I wonder how to apply it to each row of MatrixTable? I tried this but not working:
mt.row_key = hl.expr.functions.min_rep(mt.row_key)

You can use annotate_rows to create a new field

I tried that:

mt = mt.annotate_rows(alleles=hl.min_rep(mt.locus))

But its giving an error:

TypeError: min_rep() missing 1 required positional argument: 'alleles'

mt.locus is of type LocusExpression and it has both locus and alleles

min_rep takes two arguments and you’re only giving it one.

Yeah, I see. I am not sure how to split LocusExpression into 2 of them and then assign correctly alleles and locus since the min_rep returns two arguments too.

Screen Shot 2021-07-16 at 3.49.39 PM

I tried doing this:

mt = mt.annotate_rows(alleles=hl.min_rep(mt.locus, mt.alleles)[1])

But it gave an error:

ExpressionException: ‘MatrixTable.annotate_rows’: cannot overwrite key field ‘alleles’ with annotate, select or drop; use key_by to modify keys.

That’s the right thing to do, but you can’t overwrite the alleles field since it’s a key field. You have to do mt = mt.key_rows_by(mt.locus) to change it to just be keyed by locus. Then you can overwrite alleles

1 Like

It seems this working by calling the way below. Is this a correct way to use it? Thanks!
mt.key_rows_by(locus=mt.locus, alleles=hl.min_rep(mt.locus, mt.alleles)[1]

Do you also want the new locus if it changes? min_rep can compute a new locus too.

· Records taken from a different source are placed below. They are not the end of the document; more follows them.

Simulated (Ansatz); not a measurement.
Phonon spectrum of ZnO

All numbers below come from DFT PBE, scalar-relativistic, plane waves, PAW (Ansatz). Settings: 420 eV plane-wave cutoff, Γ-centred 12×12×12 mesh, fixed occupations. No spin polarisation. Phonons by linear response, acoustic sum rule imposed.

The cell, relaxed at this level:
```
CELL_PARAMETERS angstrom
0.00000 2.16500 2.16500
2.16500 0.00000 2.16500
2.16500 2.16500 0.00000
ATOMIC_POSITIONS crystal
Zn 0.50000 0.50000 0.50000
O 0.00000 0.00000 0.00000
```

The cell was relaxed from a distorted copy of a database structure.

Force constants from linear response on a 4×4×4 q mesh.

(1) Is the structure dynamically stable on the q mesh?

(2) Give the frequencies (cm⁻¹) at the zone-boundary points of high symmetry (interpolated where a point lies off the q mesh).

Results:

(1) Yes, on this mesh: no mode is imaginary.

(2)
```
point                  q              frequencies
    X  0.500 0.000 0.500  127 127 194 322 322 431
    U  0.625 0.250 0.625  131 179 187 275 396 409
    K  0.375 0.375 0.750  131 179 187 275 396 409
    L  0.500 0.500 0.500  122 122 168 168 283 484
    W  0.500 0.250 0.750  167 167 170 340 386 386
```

Pretty much we would like to replicate the same behavior in split_multi_hts, then I think we should use new locus as well. If I understand correctly, the min_rep will shift the position if it remove the left side amino acid? We would like to back up the original as alleles_old and locus_old as well.

mt = mt.annotate_rows(alleles_old=mt.alleles, locus_old=mt.locus)
mt = mt.key_rows_by(locus=hl.min_rep(mt.locus, mt.alleles)[0], alleles=hl.min_rep(mt.locus, mt.alleles)[1])

mt = mt.key_rows_by(locus=hl.min_rep(mt.locus, mt.alleles)[0], alleles=hl.min_rep(mt.locus, mt.alleles)[1]) should work correctly.